Categories: South Africa
| On 6 years ago

Women working the land and leading communities

By Citizen Reporter

Nomusa Gwala used to be a teacher. Now she is a sugar cane farmer, a brick maker and a haulage contractor. And her hard work and drive have made her one of the leading forces in her farming community in the Swayimane region of KwaZulu-Natal.

During her teaching days, Gwala had a dream to build her family a home and decided to start a brick-making project. Every day coming back from school, she would make bricks until she had enough to contract builders to build her home. With this dream coming to fruition in the full view of her neighbours, many knocked at her door to try buy bricks from her … and her brick-making business was born.

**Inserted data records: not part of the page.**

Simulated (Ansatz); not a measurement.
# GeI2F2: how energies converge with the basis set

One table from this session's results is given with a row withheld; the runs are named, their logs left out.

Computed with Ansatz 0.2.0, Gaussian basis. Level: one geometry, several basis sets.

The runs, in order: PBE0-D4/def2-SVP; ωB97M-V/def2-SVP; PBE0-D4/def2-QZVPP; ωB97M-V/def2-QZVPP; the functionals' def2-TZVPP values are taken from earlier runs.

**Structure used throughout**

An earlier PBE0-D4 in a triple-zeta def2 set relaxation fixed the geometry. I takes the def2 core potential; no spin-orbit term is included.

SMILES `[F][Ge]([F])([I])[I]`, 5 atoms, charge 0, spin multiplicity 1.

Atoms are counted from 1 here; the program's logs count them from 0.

With profits, she was able to save money to buy her first truck to help her in working the one-hectare plot of land she got from her family.

Gwala’s efforts saw her growing her operation from one hectare to 18 hectares by leasing idle plots from her neighbours.

Being an independent farmer meant that she was at the forefront of engaging the Illovo sugar mill in Noodsberg on opportunities available to the community.

She jumped at an opportunity for a contract with Illovo to service her farm and surrounding farms in cane haulage. She sourced a haulage truck that she financed with the money from her business and part of her teacher’s salary savings. Over the years, she has displayed admirable entrepreneurial skills and now owns four haulage trucks, three tractors, two grab loaders, an active farming operation of 18 hectares and employs 22 people.

The big bottleneck in Gwala’s aspirations to grow from smallholder farmer to becoming a commercial farmer is access to land. In Gwala’s case, more than 90% of her farming operation is on land that can be reclaimed at any given time.

Another woman involved in the sugar cane industry is Sindisiwe Khuzwayo, who is the first female leader of the Gqugquma cooperative, which has 80 active farmers. The cooperative’s ongoing success is because many people – from local farmers to the KZN government – have offered support and mentoring.

Gqugquma was mentored by commercial farmers in the Noodsberg area, who helped the smallholder group with agronomic support, such as planting methods, and also helped them understand the benefits of mechanising their operation by using tractors.

There is growing evidence, however, that while this support is necessary, most group-based small-scale agricultural projects fail because of the human aspect of business leadership and management capabilities, rather than the agronomic abilities of farmers.

Khuzwayo confirms this: “We initially had 110 members, but there was a major disagreement between members due to a lack of education.”

The community was not educated on the workings of a business, dividends and other financial mechanisms, she said. As a result, the project saw 30 people drop out, leaving the Gqugquma cooperative with 80 farmers.

As a leader, she believes “there is strength in numbers” and that we can achieve more collectively than as individuals. She manages relationships among members, group accreditations, reporting on growth progress of crop and identifies opportunities for the growth of the cooperative – for example the building of shelters for their new tractors which was funded by the KZN government.

Access to land is also important to her cooperative, she says, because each member has just one hectare, which is suboptimal to making a sustainable living.

Since 2016, Solidaridad Network Southern Africa Trust, in collaboration with Illovo, has been supporting smallholder sugarcane farmers in the area.

The support focused on capacity building of the growers’ skills in leadership, business and financial management and good corporate governance.

There are about 1 300 farmers, growing on 1 700ha as cooperatives, harvesting every 18 to 24 months. Many of these new farmers have been women, although the sugar cane industry is still male-dominated.